The Federal Reserve has reported that US consumer borrowing dropped for the fifth month in a row in June as people cut back on credit card spending. In fact, since the onset of the recession, we have become used to hearing that US consumers have been diligently reducing their debt burden and getting more savvy about spending. After all, June was the 16th month out of the past 17 that consumer credit in the US has fallen, with the only rise coming in January this year.
However, the latest snag in the US government's so-called cash-for-clunkers scheme launched 12 months ago paints a rather more troubling picture. It shows that some US consumers are still more than happy to take on monthly payments they cannot afford to fund big-ticket items and that the government has been more than happy to encourage them. Under the cash-for-clunkers scheme, created by the 2009 Consumer Assistance to Recycle and Save Act, government rebates were available to those who traded in their old gas-guzzling vehicles and purchased or leased new, more energy-efficient models costing less than US$45,000 (Dh165,280). To get the maximum rebate of $4,500, a customer had either to buy an eligible car outright or sign up for a five-year lease.
Twelve months on, many people who took the lease option are finding it has come back to bite them. Some are now suffering from buyer's remorse, having decided they do not like the cars after all, but many others are having trouble affording the lease payments now that they have spent the upfront rebate. As a result, thousands of them have been trying to transfer their leases to other people who are looking for leased vehicles, according to Leasetrader.com, a company that matches lease buyers and sellers.

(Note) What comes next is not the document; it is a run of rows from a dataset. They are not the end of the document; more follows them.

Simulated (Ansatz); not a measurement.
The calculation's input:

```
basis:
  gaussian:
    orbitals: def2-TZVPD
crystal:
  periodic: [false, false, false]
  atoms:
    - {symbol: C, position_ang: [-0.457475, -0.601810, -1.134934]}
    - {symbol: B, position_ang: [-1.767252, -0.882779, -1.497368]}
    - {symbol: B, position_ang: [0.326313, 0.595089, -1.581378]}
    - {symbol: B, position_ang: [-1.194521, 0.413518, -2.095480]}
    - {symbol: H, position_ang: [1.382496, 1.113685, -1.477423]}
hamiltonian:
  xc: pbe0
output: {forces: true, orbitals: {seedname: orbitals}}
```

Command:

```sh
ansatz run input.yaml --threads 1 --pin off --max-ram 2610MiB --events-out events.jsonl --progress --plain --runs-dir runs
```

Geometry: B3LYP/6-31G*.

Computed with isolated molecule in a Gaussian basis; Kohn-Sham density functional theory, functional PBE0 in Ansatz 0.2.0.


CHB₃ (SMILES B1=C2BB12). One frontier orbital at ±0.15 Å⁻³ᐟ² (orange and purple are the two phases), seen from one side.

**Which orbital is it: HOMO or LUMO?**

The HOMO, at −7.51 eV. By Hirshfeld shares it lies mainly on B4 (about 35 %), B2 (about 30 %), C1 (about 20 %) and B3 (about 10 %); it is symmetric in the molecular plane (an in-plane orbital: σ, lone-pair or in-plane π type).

This is a tough task, because those who lease in the US usually do so to drive the latest models, so they prefer short leases, which allow them to return the cars to the dealerships every two or three years. Finding a new lessee who wants, for example, a one-year-old Ford Focus or a Honda Accord for four years is a challenge. Finding several thousand lessees who are happy to be lumbered with year-old cars for four years will be even more difficult, and the alternative is not pretty. If they cannot find new lessees, those who cannot pay may well default on the terms of their leases in the months ahead, prompting a fresh wave of economic pain.
So the cash-for-clunkers scheme, hailed as one of the more successful efforts of the government to pump money into the ailing economy when it was launched 12 months ago, has already proved to be a double-edged sword. Yes, it stimulated the US economy during a critical period. Nearly 680,000 older vehicles were traded in for new, more fuel-efficient models, struggling car dealers offloaded their inventory, and car companies desperate to increase sales quickly increased production. According to official estimates, the scheme resulted in an increase in US GDP of $3.8 billion to $6.8bn and saved or created more than 60,000 jobs.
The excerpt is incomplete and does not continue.